SQL syntax isn’t composable, the way Lisp is. Composability is about having a large number of distinct operators with a small number of expression holes, while SQL is all about having a small number of operators with fifty different syntactic variants.
And you can’t write macros for SQL. You only options are C-style text-manipulation macros, cleanly staged and separated from the SQL itself, or writing a program that parses the SQL into an AST (good luck) and transforms it at the AST level.
The Mean
Most languages inhabit the middle ground. Generally, syntax at the same level
will have more or less the same form. Declarations all look kind of the same,
they start with a keyword (struct
, fn
, union
) and use brackets to contain
their inner declarations (record fields, function bodies). Statements may all
end in semicolons. That kind of thing.
But for most languages, writing even a simple template match-and-replace macro system is hard because the syntax is too specific and irregular. I tried it with C and the results were mixed.
So for most languages, the only way to do macros is typed AST-manipulation code, like OCaml’s PPX.

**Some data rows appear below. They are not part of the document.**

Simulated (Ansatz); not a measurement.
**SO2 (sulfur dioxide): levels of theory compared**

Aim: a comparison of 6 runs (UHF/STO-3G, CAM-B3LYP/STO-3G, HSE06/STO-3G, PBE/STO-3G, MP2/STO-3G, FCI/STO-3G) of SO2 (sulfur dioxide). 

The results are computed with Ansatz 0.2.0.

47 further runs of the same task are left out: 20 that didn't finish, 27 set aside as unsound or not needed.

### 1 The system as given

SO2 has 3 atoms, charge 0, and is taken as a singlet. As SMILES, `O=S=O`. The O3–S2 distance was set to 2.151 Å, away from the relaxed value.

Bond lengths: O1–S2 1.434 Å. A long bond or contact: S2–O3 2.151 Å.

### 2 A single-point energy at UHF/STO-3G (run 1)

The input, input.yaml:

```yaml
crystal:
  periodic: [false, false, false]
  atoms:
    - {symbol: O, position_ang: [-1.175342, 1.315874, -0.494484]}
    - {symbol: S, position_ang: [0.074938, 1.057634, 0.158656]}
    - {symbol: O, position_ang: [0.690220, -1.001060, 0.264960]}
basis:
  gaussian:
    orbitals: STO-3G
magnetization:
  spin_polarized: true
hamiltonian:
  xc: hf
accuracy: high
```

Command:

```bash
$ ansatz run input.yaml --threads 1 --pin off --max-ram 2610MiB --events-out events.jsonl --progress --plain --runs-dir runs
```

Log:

I maintain that Common Lisp is the gold standard of DX for macros, but it works only because Common Lisp exists at a very narrow conjunction of tradeoffs. In particular, image-based development is a rarity nowadays, a Galápagos island feature that is undesirable in many contexts, but it’s the thing that makes it possible to have Turing-complete macros that are defined in the same place as the code, without needing to involve a build system.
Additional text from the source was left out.